Subject: libpthread killed my dog, part N+1
To: None <tech-userlevel@netbsd.org>
From: Charles M. Hannum <abuse@spamalicious.com>
List: tech-userlevel
Date: 01/06/2005 01:35:23
I have discovered another deadlock, *and* the reason for upcall exhaustion.
Let us review. When we receive a SA_UPCALL_UNBLOCKED for a thread holding a
spinlock, we caused an immediately switch to that thread from
pthread__resolve_locks(), presumably on the theory that it will finish and
unlock immediately. Note that at this point, pt_blockgen==pt_unblockgen+1;
pt_unblockgen gets incremented again after pthread__resolve_locks() returns
and we call pthread__sched_bulk().
However, it may happen that the thread blocks again. When this happens, we
now have a chain of upcall thread(s) implicitly blocked waiting for it. In
addition, pt_blockgen==pt_unblockgen+3.
Eventually we will get another SA_UPCALL_UNBLOCKED. When this happens, if we
are lucky, the thread will finish with the lock, and the hack in
pthread_spinunlock() will switch back to the upcall thread immediately. At
this point, pt_blockgen==pt_unblockgen+2 (because we received two unblocks).

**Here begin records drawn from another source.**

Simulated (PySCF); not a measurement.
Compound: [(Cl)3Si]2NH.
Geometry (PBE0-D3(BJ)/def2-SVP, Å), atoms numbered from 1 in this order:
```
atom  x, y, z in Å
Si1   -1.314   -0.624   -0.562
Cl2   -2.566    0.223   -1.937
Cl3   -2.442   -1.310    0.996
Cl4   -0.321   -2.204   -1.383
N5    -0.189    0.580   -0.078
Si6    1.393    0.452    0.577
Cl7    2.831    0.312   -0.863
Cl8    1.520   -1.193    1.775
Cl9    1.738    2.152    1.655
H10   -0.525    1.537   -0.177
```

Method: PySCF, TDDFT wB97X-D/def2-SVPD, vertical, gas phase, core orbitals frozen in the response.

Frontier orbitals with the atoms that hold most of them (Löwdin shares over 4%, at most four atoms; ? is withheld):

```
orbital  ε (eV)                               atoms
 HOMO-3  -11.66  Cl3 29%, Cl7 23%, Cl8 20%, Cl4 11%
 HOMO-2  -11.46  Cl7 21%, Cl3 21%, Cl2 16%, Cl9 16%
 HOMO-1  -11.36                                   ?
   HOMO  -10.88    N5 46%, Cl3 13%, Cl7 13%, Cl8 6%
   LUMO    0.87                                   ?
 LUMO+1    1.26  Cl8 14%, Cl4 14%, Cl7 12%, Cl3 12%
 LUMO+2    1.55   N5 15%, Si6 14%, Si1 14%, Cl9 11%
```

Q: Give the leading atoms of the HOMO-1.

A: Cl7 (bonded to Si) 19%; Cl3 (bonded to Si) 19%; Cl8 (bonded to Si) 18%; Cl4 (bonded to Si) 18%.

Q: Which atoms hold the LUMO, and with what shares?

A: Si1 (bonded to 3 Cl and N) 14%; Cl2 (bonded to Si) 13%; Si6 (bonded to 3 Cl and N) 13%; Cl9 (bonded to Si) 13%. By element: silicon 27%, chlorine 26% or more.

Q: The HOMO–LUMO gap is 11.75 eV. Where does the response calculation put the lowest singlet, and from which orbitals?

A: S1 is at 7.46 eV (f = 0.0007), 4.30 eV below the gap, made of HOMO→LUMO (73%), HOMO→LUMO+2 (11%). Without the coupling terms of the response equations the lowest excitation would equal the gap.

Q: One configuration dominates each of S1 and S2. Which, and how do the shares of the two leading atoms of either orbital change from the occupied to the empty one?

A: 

At this point, the upcall chain will terminate, pthread__sched_bulk() will be
called, and because pt_unblockgen is already even, it will not be
incremented! Note that we are screwed now; various pieces of code will
evermore think that the thread is blocked. This leads to one form of
deadlock (signal delivery will never succeed, and the thread can get stuck
repeatedly taking a trap).
Even if I fix the even-odd test in pthread__sched_bulk(), this problem can
still lead to upcall exhaustion, by causing a chain of upcalls to be stuck.
I think -- but I'm not sure yet -- that they actually spin on the CPU,
waiting for the unblock that will allow them to continue.
Somehow, in all this mess, pthread__concurrency also becomes -1. I'm not sure
exactly how that happens.
This really needs to be fixed, somehow.